On Wed, Dec 02, 2020 at 09:22:36PM +0100, David Hildenbrand wrote:
On 02.12.20 20:26, Minchan Kim wrote:
On Wed, Dec 02, 2020 at 07:51:07PM +0100, Michal Hocko wrote:
On Wed 02-12-20 09:54:29, Minchan Kim wrote:
On Wed, Dec 02, 2020 at 05:48:34PM +0100, Michal Hocko wrote:
On Wed 02-12-20 08:15:49, Minchan Kim wrote:
On Wed, Dec 02, 2020 at 04:49:15PM +0100, Michal Hocko wrote:
[...]
> Well, what I can see is that this new interface is an antipatern to our > allocation routines. We tend to control allocations by gfp mask yet you > are introducing a bool parameter to make something faster... What that > really means is rather arbitrary. Would it make more sense to teach > cma_alloc resp. alloc_contig_range to recognize GFP_NOWAIT, GFP_NORETRY resp. > GFP_RETRY_MAYFAIL instead?
If we use cma_alloc, that interface requires "allocate one big memory chunk". IOW, return value is just struct page and expected that the page is a big contiguos memory. That means it couldn't have a hole in the range. However the idea here, what we asked is much smaller chunk rather than a big contiguous memory so we could skip some of pages if they are randomly pinned(long-term/short-term whatever) and search other pages in the CMA area to avoid long stall. Thus, it couldn't work with exising cma_alloc API with simple gfp_mak.
I really do not see that as something really alient to the cma_alloc interface. All you should care about, really, is what size of the object you want and how hard the system should try. If you have a problem with an internal implementation of CMA and how it chooses a range and deal with pinned pages then it should be addressed inside the CMA allocator. I suspect that you are effectivelly trying to workaround those problems by a side implementation with a slightly different API. Or maybe I still do not follow the actual problem.
> I am not deeply familiar with the cma allocator so sorry for a > potentially stupid question. Why does a bulk interface performs better > than repeated calls to cma_alloc? Is this because a failure would help > to move on to the next pfn range while a repeated call would have to > deal with the same range?
Yub, true with other overheads(e.g., migration retrial, waiting writeback PCP/LRU draining IPI)

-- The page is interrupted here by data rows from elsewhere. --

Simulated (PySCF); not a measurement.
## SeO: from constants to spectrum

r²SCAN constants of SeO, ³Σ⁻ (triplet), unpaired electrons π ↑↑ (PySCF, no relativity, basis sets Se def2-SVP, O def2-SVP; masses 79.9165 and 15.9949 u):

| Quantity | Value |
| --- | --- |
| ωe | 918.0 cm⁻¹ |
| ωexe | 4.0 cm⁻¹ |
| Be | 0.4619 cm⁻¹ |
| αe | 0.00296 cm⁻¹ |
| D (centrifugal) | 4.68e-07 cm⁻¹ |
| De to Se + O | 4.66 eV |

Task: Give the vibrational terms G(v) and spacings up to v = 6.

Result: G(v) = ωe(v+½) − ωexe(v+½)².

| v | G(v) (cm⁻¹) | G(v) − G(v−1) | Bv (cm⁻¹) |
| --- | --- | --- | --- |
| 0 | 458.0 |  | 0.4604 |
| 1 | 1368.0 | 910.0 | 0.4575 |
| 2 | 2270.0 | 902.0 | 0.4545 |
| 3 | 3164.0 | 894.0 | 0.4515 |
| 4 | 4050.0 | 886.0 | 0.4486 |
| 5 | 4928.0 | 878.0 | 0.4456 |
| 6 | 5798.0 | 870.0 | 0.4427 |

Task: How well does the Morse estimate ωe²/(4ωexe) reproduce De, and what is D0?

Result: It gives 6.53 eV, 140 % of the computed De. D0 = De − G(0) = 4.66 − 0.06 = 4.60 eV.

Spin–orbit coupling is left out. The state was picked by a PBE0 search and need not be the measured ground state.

Why cannot this be implemented in the cma_alloc layer? I mean you can cache failed cases and optimize the proper pfn range search.
So do you suggest this?
enum cma_alloc_mode { CMA_ALLOC_NORMAL, CMA_ALLOC_FAIL_FAST, };
struct page *cma_alloc(struct cma *cma, size_t count, unsigned int align, enum cma_alloc_mode mode);
From now on, cma_alloc will keep last failed pfn and then start to
search from the next pfn for both CMA_ALLOC_NORMAL and CMA_ALLOC_FAIL_FAST if requested size from the cached pfn is okay within CMA area and then wraparound it couldn't find right pages from the cached pfn. Othewise, the cached pfn will reset to the zero so that it starts the search from the 0. I like the idea since it's general improvement, I think.
Yes something like that. There are more options to be clever here - e.g. track ranges etc. but I am not sure this is worth the complexity.
Agree. Just last pfn caching would be good enough as simple start.
Furthemore, With CMA_ALLOC_FAIL_FAST, it could avoid several overheads at the cost of sacrificing allocation success ratio like GFP_NORETRY.
I am still not sure a specific flag is a good interface. Really can this be gfp_mask instead?
I am not strong(even, I did it with GFP_NORETRY) but David wanted to have special mode and I agreed when he mentioned ALLOC_CONTIG_HARD as one of options in future(it would be hard to indicate that mode with gfp flags).
I can't tell regarding the CMA interface, but for the alloc_contig() interface I think modes make sense. Yes, it's different to other allocaters, but the contig range allocater is different already. E.g., the CMA allocater mostly hides "which exact PFNs you try to allocate".
In the contig range allocater, gfp flags are currently used to express how to allocate pages used as migration targets. I don't think mangling in other gfp flags (or even overloading them) makes things a lot clearer. E.g., GFP_NORETRY: don't retry to allocate migration targets? don't retry to migrate pages? both?
As I said, other aspects might be harder to model (e.g., don't drain LRU) and hiding them behind generic gfp flags (e.g., GFP_NORETRY) feels wrong.
I also support a special flag/bool variable for cma_alloc rather than relying on mixing original gfp_flags since it would be more clear with preventing passing unhandled the other gfp_flags into cma_alloc.
With the mode, we're expressing details for the necessary page migration. Suggestions on how to model that are welcome.